Here we train a Naive Bayes classifier using the weight of term frequency as a vectorizer - tfidf in scikit-learn. This model returns an accuracy score of .89, a precision score of .99 for label Blue and a recall score of .75. Running the same model for label Red gives us a precision score of .85 and a recall score of .99. The average f1-score is .89. Our Naive Bayes classifier did better without the term frequency weight.

In [None]:
#Naive Bayes tfidf 
vectorizer = TfidfVectorizer(stop_words = 'english')
train_features = vectorizer.fit_transform(r[0] for r in train)
validate_features = vectorizer.transform(r[0] for r in validate )
nb = MultinomialNB()
nb.fit(train_features, [r[1] for r in train])
predictions = nb.predict(validate_features)
actual =[r[1] for r in validate]
print(metrics.accuracy_score(actual,predictions,normalize = True))
print(classification_report(actual, predictions))

Finally, we run a logistic regression model which considers the weight of the term frequency - tfidf. This gives us an accuracy score of .93, a precision score of .96 and a recall score of .88 for label Blue. Running the same code with label Red gives us a precision score of .92 and a recall score of .98. The average f1-score is .93.

In [None]:
#Logistic tdidf
vectorizer = TfidfVectorizer(stop_words = 'english')
train_features = vectorizer.fit_transform(r[0] for r in train)
validate_features = vectorizer.transform(r[0] for r in validate )
logreg = LogisticRegression()
logreg.fit(train_features, [r[1] for r in train])
predictions = logreg.predict(validate_features)
actual =[r[1] for r in validate]
print(metrics.accuracy_score(actual,predictions,normalize = True))
print(classification_report(actual, predictions))

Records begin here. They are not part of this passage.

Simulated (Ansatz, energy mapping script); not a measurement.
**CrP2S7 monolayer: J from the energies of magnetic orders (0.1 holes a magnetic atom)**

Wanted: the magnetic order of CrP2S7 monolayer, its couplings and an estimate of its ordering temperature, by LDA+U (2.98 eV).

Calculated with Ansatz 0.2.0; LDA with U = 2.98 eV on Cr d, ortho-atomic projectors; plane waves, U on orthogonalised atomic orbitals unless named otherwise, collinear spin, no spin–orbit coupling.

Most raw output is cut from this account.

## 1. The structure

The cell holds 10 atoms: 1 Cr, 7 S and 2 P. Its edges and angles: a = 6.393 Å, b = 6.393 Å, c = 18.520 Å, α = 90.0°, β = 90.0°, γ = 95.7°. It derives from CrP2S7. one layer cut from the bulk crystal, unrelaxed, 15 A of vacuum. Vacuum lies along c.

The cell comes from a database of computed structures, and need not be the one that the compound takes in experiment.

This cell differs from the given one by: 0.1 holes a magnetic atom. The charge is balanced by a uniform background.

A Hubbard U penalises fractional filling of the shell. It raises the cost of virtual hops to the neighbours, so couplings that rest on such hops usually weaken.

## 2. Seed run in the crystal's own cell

We can see that the best score is provided by the logistic regression model which does not consider the term weight frequency, with an average f-1 score of .95 and recall and precision rates for both labels well above .9, with an accuracy score of .95. We now run this model on the test data and confirm that indeed it does the classification rather well. However, we do not understand why this is the case. The next step would be to examine the topics in coverage about incidents in Democrat and Republican states using LDA to see whether we can determine what makes this classifier work.

In [None]:
vectorizer = CountVectorizer(stop_words = 'english')
train_features = vectorizer.fit_transform(r[0] for r in train)
test_features = vectorizer.transform(r[0] for r in test)
logreg = LogisticRegression()
logreg.fit(train_features, [r[1] for r in train])
predictions = logreg.predict(test_features)
actual =[r[1] for r in test]
print(metrics.accuracy_score(actual,predictions,normalize = True))
print(classification_report(actual, predictions))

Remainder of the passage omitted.